# Spark AQE Coalesce Explained

In [None]:
# Create Spark Session

from pyspark.sql import SparkSession

spark = SparkSession \
    .builder \
    .appName("Spark AQE Explained") \
    .master("spark://spark-master:7077") \
    .getOrCreate()

spark

In [None]:
# Lets check the current spark conf for AQE and shuffle partitions
print(spark.conf.get("spark.sql.adaptive.enabled"))
print(spark.conf.get("spark.sql.adaptive.coalescePartitions.enabled"))
print(spark.conf.get("spark.sql.shuffle.partitions"))
print(spark.conf.get("spark.sql.adaptive.advisoryPartitionSizeInBytes")) #approx 64MB Default

In [None]:
# Disable AQE and change Shuffle partition
spark.conf.set("spark.sql.adaptive.enabled", False)
spark.conf.set("spark.sql.adaptive.coalescePartitions.enabled", False)
spark.conf.set("spark.sql.shuffle.partitions", 289)

In [None]:
# Read example data set
df = spark.read.format("csv").option("header", True).load("dataset/sales.csv")
df.printSchema()
print("Initial Partition after read: " + str(df.rdd.getNumPartitions()))
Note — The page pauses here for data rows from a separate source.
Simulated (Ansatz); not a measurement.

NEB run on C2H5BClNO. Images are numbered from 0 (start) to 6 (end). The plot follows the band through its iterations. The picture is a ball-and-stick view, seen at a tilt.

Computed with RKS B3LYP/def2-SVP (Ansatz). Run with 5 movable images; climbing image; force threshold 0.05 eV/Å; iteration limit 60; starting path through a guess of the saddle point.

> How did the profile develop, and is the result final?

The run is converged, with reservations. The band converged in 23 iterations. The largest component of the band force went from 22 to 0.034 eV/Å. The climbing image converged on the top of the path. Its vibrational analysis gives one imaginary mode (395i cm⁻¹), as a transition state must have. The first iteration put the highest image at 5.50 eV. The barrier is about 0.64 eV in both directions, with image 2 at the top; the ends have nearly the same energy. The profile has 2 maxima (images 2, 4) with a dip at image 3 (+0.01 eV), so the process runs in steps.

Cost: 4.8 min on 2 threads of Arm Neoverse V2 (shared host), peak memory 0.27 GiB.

# GroupBy opeartion to trigger Shuffle
from pyspark.sql.functions import sum
df_count = df.selectExpr("city_id","cast(amount as double) as amount_double").groupBy("city_id").agg(sum("amount_double"))
print("Output shuffle partitions: " + str(df_count.rdd.getNumPartitions()))

In [None]:
# Enable AQE and change Shuffle partition
spark.conf.set("spark.sql.adaptive.enabled", True)
spark.conf.set("spark.sql.adaptive.coalescePartitions.enabled", True)
spark.conf.set("spark.sql.shuffle.partitions", 289)

In [None]:
# Read example data set
df = spark.read.format("csv").option("header", True).load("dataset/sales.csv")
df.printSchema()
print("Initial Partition after read: " + str(df.rdd.getNumPartitions()))

In [None]:
# GroupBy opeartion to trigger Shuffle
# Since our output with city_id as group by is smaller than < 64MB thus the data is written in single partiton
from pyspark.sql.functions import sum
df_count = df.selectExpr("city_id","cast(amount as double) as amount_double").groupBy("city_id").agg(sum("amount_double"))
print("Output shuffle partitions: " + str(df_count.rdd.getNumPartitions()))

In [None]:
# GroupBy opeartion to trigger Shuffle but this time with trx_id (which is more unique - thus more data)
# Since our output with trx_id as group by is > 64MB thus the data is written in multiple partitions
from pyspark.sql.functions import sum
df_count = df.selectExpr("trx_id","cast(amount as double) as amount_double").groupBy("trx_id").agg(sum("amount_double"))
print("Output shuffle partitions: " + str(df_count.rdd.getNumPartitions()))